MATLAB Frequency domain filtering in Matlab

[roam]

I am trying to implement several filters in Matlab for Fourier domain filtering. They are the cosine, Shepp-Logan, and Hann/Hamming window filters. These filters are defined as multiplying the ramp filter by the cosine function, sinc function, and Hann/Hamming windows respectively.

This is how the responses of these filters should look like:

However, this is what I am getting:

​

I have defined the filters exactly as they are defined in this Matlab function, with a parameter $d$ that stretches the filters:

w=linspace(0, 1, 181).'; % Frequency axis

d=0.33;

Hr = abs(w); % Ramp filter

H=Hr.* cos(w/(d)); % Cosine filter
H(H<0) = 0; 

H=Hr.* (sin(w/d)./(w/d)); % Shepp-Logan filter
H(H<0) = 0; 

H=Hr.* (1+cos(w./d)) / 2; % Hann filter
H(H<0) = 0; 

H=Hr.* (.54 + .46 * cos(w/d)); % Hamming filter
H(H<0) = 0;

For instance, if I change it to $d=0.3$, the Hann/Hamming filters start to look correct. And at $d=0.65$, the cosine filter looks more correct:

So, what is the justification for using the parameter $d$? And is there an algorithm for calculating it accurately for each filter?

Any explanation would be greatly appreciated.

 

[PhysicoRaj]

What do you get for d=1? I am guessing it might have to do with normalization?

 

[FactChecker]

What do you get for d=1? I am guessing it might have to do with normalization?

The second plot above is d=1. I suspect there is a degree/radian/frequency units issue.

 

[roam]

I tried to plot the graphs without the $d$ but instead using some kind of normalization. This is the combination that produced the correct results:

$$H=|\omega| \cos \left( \frac{\omega}{2 \pi} \right)$$

$$H=|\omega| \left( \frac{\sin \left( \frac{\omega}{2 \pi} \right)}{\left( \frac{\omega}{2 \pi} \right)} \right)$$

$$H = |\omega| \frac{1+\cos(\omega \pi)}{2}$$

$$H = |\omega| (0.54 + 0.46 \cos (\omega \pi))$$

Is there any reason why we need to divide the frequency in the first two by $2 \pi$, but multiply it by $\pi$ in the Hann and Hamming window?

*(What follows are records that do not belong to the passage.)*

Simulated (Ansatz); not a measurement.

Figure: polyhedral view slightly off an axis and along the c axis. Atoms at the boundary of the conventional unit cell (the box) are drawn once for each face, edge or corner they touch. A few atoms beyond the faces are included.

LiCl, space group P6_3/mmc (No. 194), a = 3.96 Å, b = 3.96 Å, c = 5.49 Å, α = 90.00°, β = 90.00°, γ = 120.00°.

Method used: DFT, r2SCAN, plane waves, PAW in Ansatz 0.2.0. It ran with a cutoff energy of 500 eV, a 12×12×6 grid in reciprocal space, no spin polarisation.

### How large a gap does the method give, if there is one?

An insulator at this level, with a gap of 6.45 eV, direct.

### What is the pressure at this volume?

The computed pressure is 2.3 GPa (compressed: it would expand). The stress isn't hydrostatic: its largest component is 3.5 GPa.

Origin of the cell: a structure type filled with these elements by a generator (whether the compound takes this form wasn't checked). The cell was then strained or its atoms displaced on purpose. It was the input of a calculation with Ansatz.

It was a trial and error approach, so I am not sure.

 

[Michelangelo]

d has to do with cut-off frequency I guess. It must be lower than Nyqvist frequency to prevent aliasing and d=0.33 means that it is only 33% of Nyqvist frequency.

 

[sophiecentaur]

@roam You seem to be using Cos(ω/2π) on your calculations. The argument in a trig function should not be frequency (ω/2π). It should be in angular frequency (ω). This could be some of your problem.